It seemed simple enough, but that rule was tested time and time again. I’d be halfway through, say, Wilkie Collins' The Woman in White, when the latest fever dream from James Ellroy was published, and it was all I could do to keep up interest in the sinister machinations of Count Fosco. Sometimes integrity was maintained, and other times I caved in to my petulant desires (sorry, Wilkie, you lost that battle). Lately, though, I’ve been toggling between two or three books at once, usually a nonfiction book and one or two novels. This system has been working pretty good, and I can’t recall any books that have been outright abandoned lately (another rule I have a hard time breaking is of the “finish what you started” variety).
I like to read in the morning. Sure, arriving home from a long day at work, throwing on some Dexter Gordon, pouring a couple of fingers of scotch, and curling up with a meaty novel is all fine and dandy, but there is something comforting about waking up, rolling over, grabbing a book and lazing around for an hour or so before the demands of the day guilt me into action. I’d say a good 80% of the books I’ve read were read in the comfort of my bed. This habit can be traced back to my childhood, when I would feign some vague illness, and spend the day laying around with my nose deep into Stephen King or Anne Rice, an occasional cough thrown out to perpetuate the deception.
Full disclosure: This photo is staged (as if that wasn’t already clear with the mild fanning of the books just so). I usually don’t keep but one book there at a time, as the minimalist TV-tray bedside table forces me to keep the clutter low. Other than the books I’m currently reading, there’s a button of indeterminate origin which one day I hope to reunite with its shirt, closing the case on that garment-related mystery, and a Sony “Dream Machine” clock radio that’s been waking me up since 1996. But on to the books:
The Savage Detectives: Another mildly annoying rule I’m trying to unsuccessfully break is reading authors in chronological order. I received Roberto Bolaňo’s 2666 last year from a friend, so naturally I had to read his previous novel first. Begun on a trip to North Carolina about two months ago, I am currently on page 322. It has been a pretty exhilarating read so far, with bohemian Latin American poets, hilarious critiques of literary movements, and a jigsaw puzzle plot teased out in an oral history section that really makes you an active participant, putting together relationships and narrative threads. One of Bolaňo’s many talents is his creation of so many distinct voices, all vying to tell the tale(s) of the “visceral realists.” Highly recommended.

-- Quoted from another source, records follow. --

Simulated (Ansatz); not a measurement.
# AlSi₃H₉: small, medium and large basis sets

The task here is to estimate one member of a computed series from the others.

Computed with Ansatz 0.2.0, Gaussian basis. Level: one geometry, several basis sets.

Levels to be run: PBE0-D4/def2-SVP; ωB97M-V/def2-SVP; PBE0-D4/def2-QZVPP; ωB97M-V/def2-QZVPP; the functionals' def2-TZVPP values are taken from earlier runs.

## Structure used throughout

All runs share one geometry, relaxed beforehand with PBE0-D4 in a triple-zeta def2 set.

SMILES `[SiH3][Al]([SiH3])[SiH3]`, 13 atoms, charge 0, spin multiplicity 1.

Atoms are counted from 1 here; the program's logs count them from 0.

The French Quarter: An Informal History of the New Orleans Underground: Acquired on a trip to New Orleans, this book, by Gangs of New York scribe Herbert Asbury, was first published in 1936. One of the reasons this is a great bedside book is that all the chapters are self contained, so it’s a good pick up/put down read. And while it is obviously a bit dated, and somewhat prudish, it’s still a fascinating look into one of my favorite cities. Asbury chronicles the legends of pirates, whores, and voodoo queens with a dry wit and an easily readable style.
Chronicles of the Black Company: Glen Cook’s Black Company series has been reissued in these nice omnibus editions, with this volume containing the first three books. I first read a few of these as a teenager, but soon lost interest. Cook is not interested in the usual fantasy tropes of stable boys who are actually princes and women throwing magic weapons out of bodies of water. This is gritty fantasy realism at its finest. There’s a focus on military conflicts and moral ambiguity. There is hardly any world building to speak of, and most of the narrative is told through the eyes of one character. Cook’s clipped writing style and the journalistic structure of the story can be a little startling for those used to George “I’ll just describe this meal/dress/coat of arms for the next nine pages, shall I?” Martin, but for my money, these stories are just as good.